Sydney's water supply falling at record rate

SYDNEY • Australia's biggest city, Sydney, is running down its water supply at its fastest rate on record, with dams expected to fall below half of their maximum capacity because of the worst drought the country has seen, the government said yesterday.

Warragamba Dam, the city's main water supply, was sitting at 51.4 per cent capacity, down 17.8 per cent in a year and little more than half its level just two years earlier.

The amount of water flowing into the dam was just 10 per cent of what it was a year ago, according to the New South Wales state regulator WaterNSW.

The total water level in Sydney's 11 dams was 50.1 per cent, forcing the authorities to introduce water restrictions in recent months.

"We have never seen this kind of inflows," said New South Wales Minister for Water, Property and Housing Melinda Pavey.

"Catchments that have been historically reliable... are now facing a critical shortage of water."

At the current rate of decline, discounting rainfall, Sydney dams would have enough water reserves only for another two years, according to figures provided by WaterNSW.


Ms Pavey said "major (inland) cities... run the risk of running out of fresh water in the next 12 months".

"That is the stark reality for our regional communities," she added.

Sydney has in recent months resorted to water-saving methods, including enforced water restrictions, which limit the amount of water people are allowed to use outdoors.
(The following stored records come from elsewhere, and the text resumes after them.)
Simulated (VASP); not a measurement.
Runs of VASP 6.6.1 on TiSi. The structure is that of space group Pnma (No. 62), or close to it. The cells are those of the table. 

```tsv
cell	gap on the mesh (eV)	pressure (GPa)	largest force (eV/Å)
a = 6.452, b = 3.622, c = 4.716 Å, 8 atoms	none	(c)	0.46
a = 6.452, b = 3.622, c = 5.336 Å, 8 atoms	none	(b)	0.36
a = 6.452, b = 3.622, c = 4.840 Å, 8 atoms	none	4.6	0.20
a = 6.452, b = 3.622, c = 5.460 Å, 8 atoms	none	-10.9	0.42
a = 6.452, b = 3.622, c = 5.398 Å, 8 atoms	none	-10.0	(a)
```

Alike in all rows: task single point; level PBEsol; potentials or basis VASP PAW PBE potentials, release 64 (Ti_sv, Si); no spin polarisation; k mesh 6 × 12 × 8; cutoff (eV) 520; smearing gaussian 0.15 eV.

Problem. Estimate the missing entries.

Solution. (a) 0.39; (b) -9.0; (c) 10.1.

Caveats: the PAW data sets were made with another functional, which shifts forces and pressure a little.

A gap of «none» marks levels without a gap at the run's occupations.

In March, Sydney's desalination plant started working at full capacity to process sea water, with the aim of lifting the city's water reserves to 70 per cent.

The state government this week said it plans to expand the plant.

In April, researcher Kantar Public surveyed 1,000 Sydney residents and found that despite the dry conditions and declining water supply, 47 per cent of people did not realise there was a drought.